KEY POINTS:
I've just come from a protest at the front of Parliament against human rights abuses in China. One of the guest speakers was the former diplomat Chen Yonglin who defected when he was first secretary, political affairs, in Australia, which is a reasonably significant defection.
When he talks about the spy network the Chinese Government operates overseas, you know he is speaking with inside knowledge.
The Government put up first-term backbencher Maryan Street to counter the accusations that New Zealand has "timid and subservient approach," as Peter Dunne put it, to the emerging economic giant.
Street was a natural choice. She has credibility and a strong track record on support of human rights issues and, dare I say it, not senior enough to offend the Chinese.
National didn't put up anyone to speak.
Labour, like most western Governments has, an ambivalent attitude to China as it embraces capitalism - without democracy.
It was expected by the West that China's increasing move to free market economics would lead to democracy.
The West's dilemma is explored in an excellent book I picked up in Washington in March, The China Fantasy: How our Leaders Explain Away Chinese Repression, by journalist James Mann.
It was recommended by Richard V, Allen, sometime resident of the Gibbston Valley. Before ending up as Ronald Regan's national security adviser, he started life a lower level official in the Nixon Administration at the time Washington opened up to Beijing.
Press Gallery associate member Nick Wang spoke at the rally as well. He is the editor of the Capital Chinese Times, a Chinese language newspaper in Wellington. Few had heard of him until he was prevented this year from being allowed into a photo opportunity in the Beehive earlier this year between Michael Cullen and Chinese vice-premier Zeng Peiyan, on the say-so of the Chinese.

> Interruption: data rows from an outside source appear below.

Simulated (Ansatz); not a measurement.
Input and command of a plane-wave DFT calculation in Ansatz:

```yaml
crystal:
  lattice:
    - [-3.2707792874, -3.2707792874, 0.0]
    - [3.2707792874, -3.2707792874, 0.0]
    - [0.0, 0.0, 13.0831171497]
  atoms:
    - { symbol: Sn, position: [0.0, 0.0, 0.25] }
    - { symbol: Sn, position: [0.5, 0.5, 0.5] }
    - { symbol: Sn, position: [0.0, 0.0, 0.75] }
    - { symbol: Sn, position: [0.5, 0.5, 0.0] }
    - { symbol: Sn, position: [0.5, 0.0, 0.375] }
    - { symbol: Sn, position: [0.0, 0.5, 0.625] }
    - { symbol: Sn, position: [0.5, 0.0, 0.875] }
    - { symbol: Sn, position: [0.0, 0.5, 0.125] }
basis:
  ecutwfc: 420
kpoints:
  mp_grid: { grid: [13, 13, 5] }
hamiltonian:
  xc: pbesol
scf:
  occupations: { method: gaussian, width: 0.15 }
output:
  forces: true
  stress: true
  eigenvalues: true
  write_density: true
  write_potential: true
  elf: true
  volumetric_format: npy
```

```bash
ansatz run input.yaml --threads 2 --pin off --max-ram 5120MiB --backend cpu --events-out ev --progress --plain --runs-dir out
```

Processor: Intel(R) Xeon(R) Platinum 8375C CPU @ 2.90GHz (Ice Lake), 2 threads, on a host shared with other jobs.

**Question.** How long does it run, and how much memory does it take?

Since then, Wang's activism has been very apparent and is creating some discussion in the Press Gallery about where boundaries lie.
Today's rally was advertised on a poster, featuring Nick and friends with gags over their mouths, which he posted throughout Wellington.
It is one thing to be an advocacy journalist, and there have been plenty of those in the gallery, it is another to use membership of the Press Gallery as a political platform.